I do a lot of work with textual data files, things like membership lists, race results, and team rosters—the sort of thing you get when exporting from a database or saving a spreadsheet in comma-separated value (CSV) format. I want to extract data from these files, clean them up by deleting extraneous bits of data, or reformat them in some way, and the killer app for such text manipulation has long been Bare Bones Software’s BBEdit.

BBEdit iconThe company has now released BBEdit 13 as a paid upgrade, and despite the app’s 27-year history, Rich Siegel and crew continue to think of new features that keep the powerhouse text editor fresh. This update focuses on the pattern-match searching that has long been BBEdit’s core competency, adding a Pattern Playground for interactively experimenting with regular expressions and a Grep Cheat Sheet that provides quick access to many common regular expressions, complete with brief descriptions. Plus, BBEdit 13 provides live searching in its Find window, automatically highlighting matches as you enter the search term.

A Brief Primer on Regular Expressions

You’re undoubtedly familiar with searching for a string—search this document for “string,” and it would find all instances of the word, along with words that contain those six letters, like “astringent.”

Far more interesting are regular expressions—sequences of characters that define search patterns—which let you do things like find all phone numbers in a document, all phone numbers that have the 607 area code, or even just phone numbers that are formatted as (###) ###-#### as opposed to ###/###-####.

You can use regular expressions when replacing text as well. For instance, putting parentheses around a portion of your search saves that pattern for use in replacement. That enables you to do things like reformat a list of names like Tim Cook into Cook, Tim. In essence, you’re finding the first name, saving that to replacement pattern 1, finding the last name, saving that to replacement pattern 2, and then writing a replacement that reverses the order and inserts a comma between the two.

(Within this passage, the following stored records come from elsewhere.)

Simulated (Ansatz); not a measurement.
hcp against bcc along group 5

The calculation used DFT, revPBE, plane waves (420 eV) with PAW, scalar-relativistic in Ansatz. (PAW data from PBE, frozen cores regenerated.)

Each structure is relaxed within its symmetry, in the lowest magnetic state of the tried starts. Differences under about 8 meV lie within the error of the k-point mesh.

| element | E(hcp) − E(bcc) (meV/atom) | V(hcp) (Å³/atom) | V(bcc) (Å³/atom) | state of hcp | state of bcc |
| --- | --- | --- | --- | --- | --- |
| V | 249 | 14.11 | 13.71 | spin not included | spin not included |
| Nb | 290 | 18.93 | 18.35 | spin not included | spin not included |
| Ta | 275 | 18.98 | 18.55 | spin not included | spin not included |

(As an aside, many people use the word “grep” instead of “regular expression” in informal speech. Grep is the name of the command-line utility for performing regular expression searches in Unix. Its name comes from a Unix ed command g/re/p, which expands to “globally search a regular expression and print.” Since I’m not talking about the Unix utility explicitly, I’ll use “grep” synonymously with “regular expression.”)

Once you start to think in terms of patterns, text-based data become putty in your hands. The hard part is training your brain to look past the specific characters in front of you to the underlying patterns that represent them. That’s where the new features in BBEdit 13 shine. Let’s walk through them with a real-world example where I need to remove the tenths of a second from a file of race finish times (because that’s more precision than is warranted for hand-timing).

Pattern Playground

Even for someone like me who has been writing regular expressions for years, building a grep search usually requires trial and error. That’s not because I’m lousy at grep, but because it’s easy to assume a source file is more regular than it actually is.

For instance, if I had built a grep search that found a first name and a last name and reformatted them to be Last, First, that search would fail with “Victor Von Doom,” where the last name has two words. Annoyingly, fixing the search to account for two-word last names would mess up differently on “Billie Joe MacAllister,” where the first name has two words. Sometimes real-world data simply doesn’t fit into neat patterns.

The solution has always been to start writing the regular expression in BBEdit’s Find window and then test it continually as you go. It works, but the trial-and-error approach can get tedious. BBEdit’s new Pattern Playground feature simplifies the process for those who are already familiar with regular expressions, and for those who aren’t, it’s a godsend for learning. Here’s how it works.

Open the window from Search > Pattern Playground. It has five sections, some of which you interact with and others which report on the results of your actions:

  • Search pattern: Enter your search pattern here. In this case I’m searching for times using the \d regular expression for “any digit,” enclosing the time without the tenths in parentheses to capture it as replacement pattern 1, and then searching for a period (which has to be prefixed by a backslash because a period means “any character” on its own) and another digit to identify the tenths.
  • Capture groups: When you use parentheses to capture patterns for use in replacements, this section of the window shows what each of the replacement patterns will contain.
  • Replace pattern: Enter your replacement pattern here. I’ve entered just \1 because I only want the first part of the time I found, without the tenths (replacement pattern 1).
  • Replacement text: This field shows what your replacement pattern would end up replacing. Although the field looks editable, all you can do in it is copy.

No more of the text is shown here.